We also wanted to watch how the British market would perform. To date what we have seen is that the British take approximately 65 million trips abroad every year in total. That is the size of the market. Oxford Economics, which advise us, initially reckoned that they would take 1.5 million trips less - a 2% reduction. We are now looking at travel into Ireland this year being down by perhaps 4%. The forecasts are starting to get worse rather than better. We only got the information in from the Office for National Statistics in the UK last week. This showed that the number of British people travelling into mainland Europe has slightly increased, which is interesting. We do not have all the information or the answer as to why. However, competitiveness is a key issue for us at the moment. It is there in the eurozone. However, we know, for example, from looking at booking engines such as Booking.comthat Ireland's hotel prices are among the most expensive in Europe at the moment. We just took Dublin by way of example and benchmarked it against Copenhagen, Amsterdam, London and Paris. We were ahead of London and Paris. Only Amsterdam was more expensive. That was across a range of dates as we headed into the summer season. We have seen, according to STR data, average room rates in hotels increase by 8% again during 2017. We need to be mindful of this because we cannot expect to walk into 2017 increasing prices on last year when we have already had approximately 10% to 15% depreciation on currency. Competitiveness is absolutely and utterly key.

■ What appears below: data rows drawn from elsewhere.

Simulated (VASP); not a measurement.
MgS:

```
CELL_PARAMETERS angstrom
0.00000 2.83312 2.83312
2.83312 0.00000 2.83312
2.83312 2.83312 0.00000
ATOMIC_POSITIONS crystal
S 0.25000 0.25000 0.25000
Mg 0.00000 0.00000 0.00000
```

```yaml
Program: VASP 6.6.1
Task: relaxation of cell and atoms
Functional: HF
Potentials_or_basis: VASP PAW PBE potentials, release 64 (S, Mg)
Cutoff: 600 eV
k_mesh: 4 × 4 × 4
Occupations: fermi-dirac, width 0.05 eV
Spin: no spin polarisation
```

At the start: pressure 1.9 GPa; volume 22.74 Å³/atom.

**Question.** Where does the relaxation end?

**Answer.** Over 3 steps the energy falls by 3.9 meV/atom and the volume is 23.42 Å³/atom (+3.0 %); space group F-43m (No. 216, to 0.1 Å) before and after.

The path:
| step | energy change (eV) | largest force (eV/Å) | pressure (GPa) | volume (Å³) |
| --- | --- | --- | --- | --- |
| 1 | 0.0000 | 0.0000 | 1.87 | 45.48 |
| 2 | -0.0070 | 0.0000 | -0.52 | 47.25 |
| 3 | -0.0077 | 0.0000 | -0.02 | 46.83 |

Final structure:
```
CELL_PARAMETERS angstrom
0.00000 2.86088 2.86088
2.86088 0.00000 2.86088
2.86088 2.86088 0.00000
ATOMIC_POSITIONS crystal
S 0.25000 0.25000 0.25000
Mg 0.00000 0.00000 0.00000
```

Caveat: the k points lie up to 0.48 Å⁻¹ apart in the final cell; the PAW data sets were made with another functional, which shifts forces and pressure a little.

On the regional question, we are also at a point where at peak times of the year we have capacity constraints within our industry, both in terms of hotel accommodation and visitor attractions. It is vital that we start to work to develop season extension and our regional proposition. We have worked closely with our colleagues in Fáilte Ireland and Tourism Northern Ireland on products such as the Wild Atlantic Way and how it gets projected into the marketplace. The advice that I would give to community groups is to work with the people on the ground in Fáilte Ireland. We need to see and find out if there are ways we can bring the stories of all these small places to life in the overseas marketplace. People are coming to Ireland to look for an experience that stands out and about which they can brag. There are many places off the beaten track that offer that. It is important that people offer these experiences longer into the season than they currently do. It is very hard when in a rural area. Sometimes the season only goes from perhaps May to September. In our most meeting with our colleagues in Fáilte Ireland, we were encouraged to see them try to work with clusters of the industry to push the opening of the season out longer. Unless there are things to do and restaurants and visitor attractions stay open a little longer, it will be very hard to deliver that season extension.
The Wild Atlantic Way has been a great success. It has been really well received overseas. I always keep reminding people that our clock goes back to zero on 1 January and that we have to do it all again. The in excess of 10 million people it is hoped will come in 2017 are not the people that came last year. When we speak of a spend of a 4.5% increase, it is really a 104.5% because all the people that come this year are not be coming back again. We have to keep on working with the industry on the ground. The northern part of the Wild Atlantic Way offers an awful lot of opportunity because there is a lot of congestion on the southern part of the Wild Atlantic Way. I know that our colleagues in Fáilte Ireland are looking at places such as Sliabh Liag in County Donegal and towns such as Sligo that offer additional capacity for us to sell into the international marketplace.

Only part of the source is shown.